This brings to mind the Loco Locass song, Libérez-nous des libéraux, that includes, among many, many great lines, a swipe at both Charest and Harris: 

Jean Charest, Mike Harris : même combat, même charisme

Même kermesse des biens et services publics

Câlisse faut que ça finisse

(Very hard to translate but here’s my best attempt at conveying the meaning, with apologies to the French language and also the gods of elegant swearing: Jean Charest, Mike Harris, same battle, same charisma; Same wholesale selling out of public goods; Fuck me this needs to end.) 

Charest’s biggest positive, other than he’s an adult and not an especially poilievrish one at that, is that he is perceived as being able to deliver Quebec. 

I am not sure who really believes this, but -- how to say this gently -- Jean Charest is not exactly that popular in his home province. His time as premier, and I say this as someone who not only remembers it well but wrote about it extensively at the time, left a bit of a gouge from which his party still struggles to recover. 

These days in Quebec many people are marking the 10th anniversary of the “maple spring,” a large-scale student protest that left plenty of scars. (Printemps érable in French; today is now officially a day of mourning for poetry that don’t translate good.) 

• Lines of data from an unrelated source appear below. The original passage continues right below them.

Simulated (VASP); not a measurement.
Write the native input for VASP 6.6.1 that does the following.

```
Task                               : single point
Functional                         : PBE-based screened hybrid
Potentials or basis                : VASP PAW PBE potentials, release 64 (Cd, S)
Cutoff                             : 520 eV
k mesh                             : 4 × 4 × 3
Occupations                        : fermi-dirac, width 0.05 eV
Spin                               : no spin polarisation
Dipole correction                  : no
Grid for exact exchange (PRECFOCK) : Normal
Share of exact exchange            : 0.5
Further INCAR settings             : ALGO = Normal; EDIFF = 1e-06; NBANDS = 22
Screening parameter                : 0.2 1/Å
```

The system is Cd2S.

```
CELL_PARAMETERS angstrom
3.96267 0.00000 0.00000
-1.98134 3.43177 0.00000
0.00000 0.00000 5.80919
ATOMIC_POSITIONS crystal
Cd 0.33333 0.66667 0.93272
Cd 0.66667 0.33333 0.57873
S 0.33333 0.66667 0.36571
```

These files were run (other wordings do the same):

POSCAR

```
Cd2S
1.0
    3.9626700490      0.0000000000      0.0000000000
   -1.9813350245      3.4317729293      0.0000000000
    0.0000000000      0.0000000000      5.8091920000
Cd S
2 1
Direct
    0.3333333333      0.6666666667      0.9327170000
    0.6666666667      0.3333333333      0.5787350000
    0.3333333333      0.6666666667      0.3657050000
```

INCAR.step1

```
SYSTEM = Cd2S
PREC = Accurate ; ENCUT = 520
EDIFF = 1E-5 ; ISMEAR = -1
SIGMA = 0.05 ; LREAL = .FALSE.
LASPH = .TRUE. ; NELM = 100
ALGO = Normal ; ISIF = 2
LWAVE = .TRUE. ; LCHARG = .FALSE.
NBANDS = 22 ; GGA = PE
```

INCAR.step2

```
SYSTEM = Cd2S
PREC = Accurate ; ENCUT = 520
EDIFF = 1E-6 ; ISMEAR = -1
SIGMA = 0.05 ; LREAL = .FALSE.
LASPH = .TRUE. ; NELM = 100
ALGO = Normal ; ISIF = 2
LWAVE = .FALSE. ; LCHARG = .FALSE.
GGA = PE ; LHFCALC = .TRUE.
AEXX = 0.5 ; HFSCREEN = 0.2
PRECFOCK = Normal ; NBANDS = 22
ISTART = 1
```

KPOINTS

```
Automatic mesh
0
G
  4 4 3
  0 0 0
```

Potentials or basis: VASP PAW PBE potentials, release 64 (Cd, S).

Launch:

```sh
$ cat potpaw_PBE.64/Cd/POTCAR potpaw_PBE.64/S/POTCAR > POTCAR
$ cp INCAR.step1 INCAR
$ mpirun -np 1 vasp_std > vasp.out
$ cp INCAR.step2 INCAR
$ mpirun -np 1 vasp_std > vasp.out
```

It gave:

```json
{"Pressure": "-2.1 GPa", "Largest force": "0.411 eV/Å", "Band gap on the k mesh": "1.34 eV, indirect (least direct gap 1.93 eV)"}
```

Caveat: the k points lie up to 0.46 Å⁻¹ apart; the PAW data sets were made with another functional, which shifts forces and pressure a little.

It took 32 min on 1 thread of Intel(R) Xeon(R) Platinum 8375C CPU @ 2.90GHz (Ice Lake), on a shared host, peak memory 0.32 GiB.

True, the people who were on the side of the students and against Charest’s government 10 years ago are not likely to be involved in the CPC leadership race. But they do organize and vote in general elections. I know Charest is an impressive campaigner. But. 

Even among Quebecers who are centre-right, the endorsement of Mike Harris isn’t a prize worth winning. I understand politicians need to seek whatever support they can get, and to repeat, Charest is a very impressive campaigner, but I’d be amazed if this particular endorsement paid off.